Iran,  Tories,  Turkey

Silly Prime Ministers

David Cameron is an idiot, so it seems.

First we had the Turkey stupidity. Then we had the India/Pakistan pratfall. And now, apparently, Iran already has a nuclear weapon:

I think that the European Union will be better off if we actually include a country like Turkey that will be a very strong trading partner for us, and we need to trade and invest. I think they will be a good political influence for us because they can help us solve some of the world’s problems, like the Middle East peace process, like the fact Iran has got a nuclear weapon

Downing Street says Cameron “misspoke”:

One of Mr Cameron’s aides said the prime minister “misspoke” when he said “Iran has a nuclear weapon”.

But she later told the BBC: “If you watch back the prime minister’s words, it is clear he is talking about Iran’s pursuit of a nuclear weapon.”

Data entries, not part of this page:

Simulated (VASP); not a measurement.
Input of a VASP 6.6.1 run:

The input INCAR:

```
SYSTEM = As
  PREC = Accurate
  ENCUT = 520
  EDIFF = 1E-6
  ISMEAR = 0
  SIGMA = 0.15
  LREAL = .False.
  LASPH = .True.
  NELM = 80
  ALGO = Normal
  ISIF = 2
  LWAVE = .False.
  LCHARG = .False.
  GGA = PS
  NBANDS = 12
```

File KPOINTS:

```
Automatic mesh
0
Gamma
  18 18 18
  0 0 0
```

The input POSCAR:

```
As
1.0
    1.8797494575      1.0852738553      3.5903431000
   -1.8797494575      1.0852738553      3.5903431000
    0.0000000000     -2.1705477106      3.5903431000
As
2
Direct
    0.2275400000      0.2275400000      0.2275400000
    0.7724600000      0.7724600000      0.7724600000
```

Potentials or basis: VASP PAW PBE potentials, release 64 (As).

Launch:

Cameron has some way to go before he reaches the level of hopelessness displayed by the only other Brasenose-educated Prime Minister, Henry Addington:

While the terms of the Treaty of Amiens were the bare minimum that the British government could accept,Napoleon Bonaparte would not have agreed to any terms more favourable to the British, and the British government had reached a state of financial collapse, owing to war expenditure, the loss of Continental markets for British goods, and two successive failed harvests that had led to widespread famine and social unrest, rendering peace a necessity. By early 1803, Great Britain’s financial and diplomatic positions had recovered sufficiently to allow Addington to declare war on France, when it became clear that the French would not allow a settlement for the defences of Malta that would have been secure enough to fend off a French invasion that appeared imminent.

Addington was driven from office in May 1804 by an alliance of Pitt, Charles James Fox and William Wyndham Grenville, 1st Baron Grenville, who decided that they wanted Cabinet offices for themselves. Addington’s greatest failing was his inability to manage a parliamentary majority, by cultivating the loyal support of MPs beyond his own circle and the friends of the King. This combined with his mediocre speaking ability, left him vulnerable to Pitt’s mastery of parliamentary management and his unparalleled oratory skills. Pitt’s parliamentary assault against Addington in March 1804 led to the slimming of his parliamentary majority to the point where defeat in the House of Commons was imminent.

He returned to government again as Lord President in March, 1812, and, in June of the same year, became Home Secretary. As Home Secretary, Sidmouth countered revolutionary opposition, being responsible for the temporary suspension of habeas corpus in 1817 and the passage of the Six Acts in 1819. His tenure also saw the Peterloo Massacre of 1819. Sidmouth left office in 1822, succeeded as Home Secretary by Sir Robert Peel, but remained in the Cabinet as Minister without Portfolio for the next two years, fruitlessly opposing British recognition of the South American republics. He remained active in the House of Lords for the next few years, making his final speech in opposition to Catholic Emancipation in 1829 and casting his final vote against the Reform Act 1832.

Who was Britain’s worst Prime Minister? To avoid the boring and predictable answers, your choice is restricted to those Prime Ministers appointed prior to Harold Wilson’s first term.